Ellisa H., KS
I wanted to update you on my progress. Hopefully I can be brief, but there is so much gratitude I could ramble on for days.
I came to the Watershed the first time in 2003. I was addicted to prescription drugs and as selfish and self centered as a human can possibly be. I relapsed in no time. I then went on methadone maintenance, outpatient treatment, inpatient treatment, another outpatient treatment on Suboxone maintenance, and I finally got sick and tired of being sick and tired. My life was unmanageable. I could not get my kids to school; I could not get out of bed. I knew I needed help. I promised myself I would go to treatment, but I was going to use one last time. I quit my bartending job, it was a Friday night, and started to go to a different bar. My brand new tire on my car was flat. I didn’t let that stop me. I got a ride to the bar. At the bar, I was already beginning to feel dope sick, and went to the ATM to withdraw some money. I could not for the life of me remember my pin number. I couldn’t even buy a drink as they only took cash. I knew that God was doing for me then, what I could not do for myself. And that was save my life that night. If I had access to my money, (I was so skinny and malnourished from the daily cocaine abuse, daily alcohol consumption, and all day long daily Lortab and Xanax abuse) that I have no doubt I would have died that night if I used one more time as I was determined to do. I went to detox the following day, and then flew to Watershed where my new life began.
With the help of the entire staff, and after conceding to my inner most self that I was an addict and would never survive that old life, I put aside anything I thought I knew about recovery. I listened and listened some more. I knew my reliance on a pill to wake up, a pill to function and a pill to go to sleep, was not the way I wanted to live. So after a few weeks, I was down to an anti depressant and that was IT. And I learned that I didn’t need those things. I was so relieved. I put aside my manipulative ways, and when I didn’t get my way, I knew it was for my good. I didn’t participate in any childish behaviors that would hinder my treatment, as I had in the past. I prayed, I went to every group, and I read the literature and did my assignments. I wanted it. Bad.
After my extended stay there, as some of us are sicker than others, I knew I was ready to return home. I had no fear. I was ready. The Watershed equipped me with everything I needed to move forward. For that, I am eternally grateful. And will never be able to repay them for giving me a life.
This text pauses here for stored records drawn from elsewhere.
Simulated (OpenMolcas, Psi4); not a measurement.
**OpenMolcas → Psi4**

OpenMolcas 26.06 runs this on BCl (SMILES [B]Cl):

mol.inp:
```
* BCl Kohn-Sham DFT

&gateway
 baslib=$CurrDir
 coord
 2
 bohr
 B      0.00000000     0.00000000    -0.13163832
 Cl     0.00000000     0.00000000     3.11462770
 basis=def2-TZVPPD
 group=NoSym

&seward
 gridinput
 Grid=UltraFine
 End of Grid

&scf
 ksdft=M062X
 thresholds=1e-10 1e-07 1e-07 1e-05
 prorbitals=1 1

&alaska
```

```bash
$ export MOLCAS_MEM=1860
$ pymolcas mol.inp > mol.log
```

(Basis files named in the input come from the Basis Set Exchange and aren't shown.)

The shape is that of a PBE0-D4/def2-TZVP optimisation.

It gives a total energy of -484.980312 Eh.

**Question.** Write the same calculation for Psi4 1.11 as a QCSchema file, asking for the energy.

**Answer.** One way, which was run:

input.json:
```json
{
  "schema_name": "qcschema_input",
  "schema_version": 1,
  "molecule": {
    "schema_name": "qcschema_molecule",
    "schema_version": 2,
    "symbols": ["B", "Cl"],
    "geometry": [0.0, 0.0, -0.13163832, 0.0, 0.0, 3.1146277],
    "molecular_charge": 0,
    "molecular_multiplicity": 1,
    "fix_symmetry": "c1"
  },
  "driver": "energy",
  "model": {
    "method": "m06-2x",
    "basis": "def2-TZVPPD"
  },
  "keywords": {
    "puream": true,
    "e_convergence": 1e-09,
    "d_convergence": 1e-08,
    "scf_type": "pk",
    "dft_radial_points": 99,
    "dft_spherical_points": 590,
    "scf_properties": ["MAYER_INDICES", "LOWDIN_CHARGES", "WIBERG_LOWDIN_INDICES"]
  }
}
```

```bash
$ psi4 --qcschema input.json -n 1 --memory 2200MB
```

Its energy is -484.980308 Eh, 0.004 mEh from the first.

When I got home, I began attending a group I attended before, RIP (recovery in progress). Soon I was working with a sponsor and before I knew it, leading a meeting. I immediately became involved in service work. I wanted to carry the message everywhere. Even to non-addicts, as the book says, our way of living could be useful to all. I have now been sober for 17 months, am the GSR for RIP, and take a meeting into a local treatment facility. I sing in a church choir, and that does so much for my relationship with my higher power. Who, although I didn’t deserve it, and thought I didn’t need Him, had another plan for me that He put into action that night he flattened my tire and wiped out my memory of my pin number. God is always right on time. I am so grateful for that. I try to live my life in such a way that would be pleasing to God these days. I take my kids to school, I go to work, I go to meetings, I help others. I comprehend the word “serenity” and I know peace.
And I thank you, the Watershed, for giving me my life.